· AtlasPCB Engineering · Engineering · 10 min read
BGA X-Ray Void Analysis: Inspection Methods, IPC-7095 Criteria, and Defect Classification for High-Reliability Assembly
Learn how to perform BGA X-ray void analysis using 2D transmission and 3D CT inspection. Understand IPC-7095 acceptance criteria, void percentage calculation methods, defect classification, and practical thresholds for Class 2 and Class 3 assemblies.

Introduction: Why X-Ray Void Analysis Matters for BGA Assembly
Ball Grid Array (BGA) components present a unique quality control challenge: their solder joints are hidden beneath the package body, invisible to optical inspection. Unlike QFP or chip component joints where a visual check reveals wetting quality, BGA interconnects require X-ray inspection to assess joint integrity, detect voids, identify bridging, and verify head-in-pillow defects.
Void analysis is the most critical X-ray measurement for BGA reliability. Gas pockets trapped within solder joints during reflow reduce thermal conductivity proportionally to void area, increase electrical resistance in power connections, and create mechanical stress concentrators that accelerate fatigue crack propagation under thermal cycling. For a typical BGA in a server environment experiencing 1,000+ power cycles per year, a 30% void can reduce joint fatigue life by 40–60% compared to a void-free joint.

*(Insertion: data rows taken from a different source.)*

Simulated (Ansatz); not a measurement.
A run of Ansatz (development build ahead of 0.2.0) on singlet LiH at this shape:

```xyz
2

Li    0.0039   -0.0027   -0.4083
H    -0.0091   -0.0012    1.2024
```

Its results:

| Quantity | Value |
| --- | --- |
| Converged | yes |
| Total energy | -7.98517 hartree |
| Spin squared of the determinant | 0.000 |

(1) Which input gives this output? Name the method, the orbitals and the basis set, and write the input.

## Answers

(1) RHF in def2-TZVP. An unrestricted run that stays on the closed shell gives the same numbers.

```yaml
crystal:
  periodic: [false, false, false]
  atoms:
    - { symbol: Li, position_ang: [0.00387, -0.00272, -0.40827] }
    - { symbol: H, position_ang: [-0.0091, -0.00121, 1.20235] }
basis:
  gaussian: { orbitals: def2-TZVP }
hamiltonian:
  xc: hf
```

This guide covers the physics of X-ray void detection, practical inspection workflows, IPC-7095D acceptance criteria, and the critical differences between 2D radiography and 3D computed tomography (CT) scanning that every process engineer must understand.
The Physics of X-Ray Inspection for Solder Joints
How X-Rays Reveal Voids
X-ray imaging works on the principle of differential absorption. When X-ray photons pass through a BGA assembly, dense materials (solder alloys containing tin, silver, and copper) absorb significantly more radiation than lighter materials (PCB substrate, silicon die, and gas-filled voids).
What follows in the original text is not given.